Tributes to Gus from friends and colleagues
Gus and Elton was a complete marriage of talents. I never saw the likes of it with any other artist Gus worked with. It was quite something to behold, really. He was not only a great producer, and a great comedian, but he was an incredible captain of the ship, in terms of getting everything together in the studio. You knew you always were in incredibly safe hands. He was in charge. He actually did wear a captain’s hat sometimes.
I can see him now ironing his socks and his jeans. Well…everything. He’d iron everything. He was totally meticulous. One of the highlights when I worked with Gus at a studio other than The Mill was Gus’s lunchbox. Sheila would make up these lunches for him. She was equally meticulous. She’d actually wrap everything in silver foil and paper and stuff. We all used to sit there. No one could eat, because we’d just sit there looking at Gus and his lunchbox.

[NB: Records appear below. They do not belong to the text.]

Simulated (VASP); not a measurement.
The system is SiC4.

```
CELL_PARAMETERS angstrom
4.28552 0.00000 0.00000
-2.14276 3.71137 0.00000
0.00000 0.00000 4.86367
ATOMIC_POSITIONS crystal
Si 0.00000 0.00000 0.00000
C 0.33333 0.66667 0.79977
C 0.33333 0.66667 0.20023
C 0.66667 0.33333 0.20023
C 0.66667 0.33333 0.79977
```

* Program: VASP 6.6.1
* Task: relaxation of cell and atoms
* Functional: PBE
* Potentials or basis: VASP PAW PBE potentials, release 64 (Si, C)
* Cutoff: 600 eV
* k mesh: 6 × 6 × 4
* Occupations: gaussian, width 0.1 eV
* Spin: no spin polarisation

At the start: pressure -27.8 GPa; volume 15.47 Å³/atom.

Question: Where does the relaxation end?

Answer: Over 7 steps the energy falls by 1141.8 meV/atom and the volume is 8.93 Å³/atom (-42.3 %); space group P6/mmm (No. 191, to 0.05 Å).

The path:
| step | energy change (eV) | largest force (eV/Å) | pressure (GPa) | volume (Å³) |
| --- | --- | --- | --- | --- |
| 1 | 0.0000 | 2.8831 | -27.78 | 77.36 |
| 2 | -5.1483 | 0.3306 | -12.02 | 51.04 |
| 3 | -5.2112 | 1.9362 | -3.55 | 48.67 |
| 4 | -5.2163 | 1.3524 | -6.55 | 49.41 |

Gus’s world was the studio. That was his absolute world, in the same way as the stage is Elton’s world. Gus’s days were 18 hours long, typically. I remember one day we couldn’t work. I can’t remember what it was — some electrical fault or something. Gus rang me up and said, “I don’t know what we’re going to do.” I said, “Well, have a day off!” And he said, “Oh…” He never wanted to take any time off. He just loved it. The studio was the place he was the happiest, really.
The Mill was the most technologically advanced studio for its time. When Gus decided to build The Mill, he wanted it to his own specifications. He went over to Miami, and he met with sound guys and soundboard builders and said, “I want this and I’d like that.” All the things that he’d been frustrated with in other studios, he wanted to put right for his. Any bit of technical advancement, he would always be straight on it. He would go to the most extreme lengths. (Elton’s Manager) John Reid used to say that Gus’s theme song should have been “I’m Forever Blowing Budgets.”
When we first heard what Gus was doing (on the Elton John album in 1970), he became an instant golden hero. He took Elton’s songs into a realm that none of us ever imagined was possible. In fact, those recordings were the best recordings that any of us ever heard, on every level. It was like a Beatles’ situation; the sound, the production, the arrangements on the album, were just phenomenal. We’d been with Elton a couple of years before that, and we all liked his stuff, but that’s when it exploded. We just thought, “This is what we’ve been waiting for. This is what should have been happening ages ago.”
I just wish he was still here. People like that just don’t seem to really exist much anymore. His humor and his parties…and of course his work. I miss him very much.